Comparison of Three Months Ended March 25, 2008 and 2007

Net Revenues

Net revenues were $6.9 million and $7.1 million for the three months ended March 25, 2008 and 2007, respectively. An increase in interest expense along with a decrease in commissions earned on insurance products were the primary factors in the decrease in net revenues.

Net Interest and Fee Income Before Provision for Credit Losses

Net interest and fee income before provision for credit losses was $2.8 million for each of the three month periods ended March 25, 2008 and 2007. During the second quarter of fiscal year 2008, gross interest and fee income increased $0.1 million over the second quarter of 2007. Interest expense was $2.0 million and $1.9 million for the three-month periods ended March 25, 2008 and 2007, respectively.

Provision for Credit Losses

Provision for credit losses was $0.9 million for each of the three month periods ended March 25, 2008 and 2007. Finance receivables charged off and recoveries of charged off loans were approximately the same in each of these periods.

Insurance and Other Products

Income from commissions on insurance products and motor club memberships were $2.8 million and $3.0 million for the three months ended March 25, 2008 and 2007, respectively, a decrease of approximately $0.2 million. Although the volume of finance receivables originated decreased during this three-month period compared to last year, we originated a greater volume of sales finance contracts and a lower volume of direct consumer loans. Sales finance contracts generally carry fewer insurance products than direct consumer loans resulting in lower commissions earned. Other income and delinquency fees were down slightly in the second quarter of this fiscal year compared to the same period last year.

 

25


Table of Contents

Gross Margin on Retail Sales

Gross margins on retail sales were $1.6 million for each of the three month periods ended March 25, 2008 and 2007. Sales in the automotive segment for the three-month period in 2008 were down from the same period last year by $0.3 million while margins decreased $0.1 million. Sales and margins in the consumer segment were up $0.1 million in the three months this year over last year.

Operating Expenses

Operating expenses were $7.0 million and $7.1 million for three months ended March 25, 2008 and 2007, respectively. Personnel expenses were approximately $0.1 million higher during the second quarter of fiscal year 2008 as compared to 2007. Other operating expenses were down approximately $0.2 million (12%) due to a decreased level of spending for advertising, postage, and other solicitation costs. Decreases in automotive, lodging and meals expense were a result of a decrease in the number of personnel required to travel.
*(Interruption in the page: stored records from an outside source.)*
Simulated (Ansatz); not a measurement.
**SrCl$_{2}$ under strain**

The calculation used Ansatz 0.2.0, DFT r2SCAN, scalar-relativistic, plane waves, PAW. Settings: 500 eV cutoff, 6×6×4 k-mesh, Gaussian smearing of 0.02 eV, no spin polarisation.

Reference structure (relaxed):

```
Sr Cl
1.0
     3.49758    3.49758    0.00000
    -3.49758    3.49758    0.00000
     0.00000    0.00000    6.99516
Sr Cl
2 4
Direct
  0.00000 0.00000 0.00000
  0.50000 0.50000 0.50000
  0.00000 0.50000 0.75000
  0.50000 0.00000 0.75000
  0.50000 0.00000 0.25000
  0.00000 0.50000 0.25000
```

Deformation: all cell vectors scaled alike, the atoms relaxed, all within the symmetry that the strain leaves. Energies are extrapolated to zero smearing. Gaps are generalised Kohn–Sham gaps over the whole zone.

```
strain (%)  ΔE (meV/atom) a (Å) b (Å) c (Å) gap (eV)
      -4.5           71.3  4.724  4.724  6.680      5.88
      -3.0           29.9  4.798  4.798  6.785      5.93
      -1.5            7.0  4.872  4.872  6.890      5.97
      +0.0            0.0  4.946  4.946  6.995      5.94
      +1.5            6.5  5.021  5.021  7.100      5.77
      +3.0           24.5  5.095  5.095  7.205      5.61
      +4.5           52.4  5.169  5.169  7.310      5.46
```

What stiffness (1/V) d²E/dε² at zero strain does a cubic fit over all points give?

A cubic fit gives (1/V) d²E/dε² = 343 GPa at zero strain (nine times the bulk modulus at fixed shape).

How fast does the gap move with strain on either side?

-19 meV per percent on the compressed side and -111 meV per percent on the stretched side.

Liquidity and Capital Resources

General

Liquidity is our ability to meet short-term financial obligations whether through collection of receivables, sales of Debentures and Demand Notes or by generating additional funds through sales of assets to our competitors (such as our finance receivables or vehicle inventory). Continued liquidity is, therefore, largely dependent on the collection of our receivables and the sale of debt securities that meet the investment requirements of the public. We believe the cash flow from our operations coupled with sales of the Debentures and Demand Notes will be sufficient to cover our liquidity needs and cash flow requirements during 2008.

Liquidity management refers to our ability to generate sufficient cash to fund the following primary uses of cash:

 

 

 

meet all of our debenture and demand note redemption obligations;

 

 

 

pay interest on all of our debentures and demand notes;

 

 

 

pay operating expenses; and

 

 

 

fund consumer finance loan demand and used automobile vehicle inventory.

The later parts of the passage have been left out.